| HN Mirror

Y	Hacker News new \| ask \| show \| jobs

by jsmith45 1614 days ago

How about a site like Wikipedia?

There is relatively little non-public information about about users kept. The email address, date and time of a few first time actions (like creating the account, verifying email address, going to an edit page, etc), some account settings like language. They do keep some data short term, like track of the ip address a given user signs in with. I'm not certain how long this data is kept for but apparently up to 90 days. This is one of the tools used to check for certain types of abuse by logged in users, like sockpupetry.
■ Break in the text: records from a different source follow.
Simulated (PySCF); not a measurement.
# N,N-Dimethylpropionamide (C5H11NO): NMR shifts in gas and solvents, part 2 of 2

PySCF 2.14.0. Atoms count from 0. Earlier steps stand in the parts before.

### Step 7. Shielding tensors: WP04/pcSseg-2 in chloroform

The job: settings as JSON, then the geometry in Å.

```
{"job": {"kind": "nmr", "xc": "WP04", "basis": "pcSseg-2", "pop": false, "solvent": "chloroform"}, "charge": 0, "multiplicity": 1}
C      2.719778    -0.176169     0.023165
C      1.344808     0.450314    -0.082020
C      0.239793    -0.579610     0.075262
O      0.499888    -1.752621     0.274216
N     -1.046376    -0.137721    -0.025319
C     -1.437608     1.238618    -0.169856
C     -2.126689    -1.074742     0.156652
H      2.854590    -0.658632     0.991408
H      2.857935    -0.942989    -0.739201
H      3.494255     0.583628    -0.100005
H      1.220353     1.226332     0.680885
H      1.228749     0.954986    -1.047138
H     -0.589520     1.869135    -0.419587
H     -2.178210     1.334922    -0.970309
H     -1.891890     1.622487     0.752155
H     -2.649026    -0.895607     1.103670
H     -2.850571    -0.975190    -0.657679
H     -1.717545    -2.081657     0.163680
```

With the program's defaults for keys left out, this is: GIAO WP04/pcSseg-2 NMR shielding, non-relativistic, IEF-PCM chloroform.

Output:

The majority of information about a user that the site stores is publically displayed information clearly voluntarily submitted, with implied consent for use, like what pages the user edited and when (public info), information they choose to add to their user page etc.

But never the less, Wikipedia is potentially a pile of GDPR violations, despite pretty clearly not doing the sort of stuff the GDPR is trying to restrict.

Potential violations include:

#1. When an anonymous user edits the site, the edit is publicly attributed to an IP address, which is kept forever. IP Addresses are considered personal data under the GDPR. It is not feasible to only keep these address for 30 days, as all edits need to be attributed to something. It is not at all clear that keeping the IP address indefinitely for this falls on the correct side of the legitimate interest line here. So this could well be a GDPR violation.

#2. What about users requesting deletion? While the project can delete the user-pages, and even rename the account to something non-specific (like renaming away from being the User's real name), it is likely to not be terribly difficult for someone to identify the renamed user, especially if they ever left a signed message on a talk page. Retroactively modifying such past edits, and editing other people's posts that referenced your old username would be too disruptive. But it is not 100% clear that what Wikipedia reasonably can do is enough under the GDPR.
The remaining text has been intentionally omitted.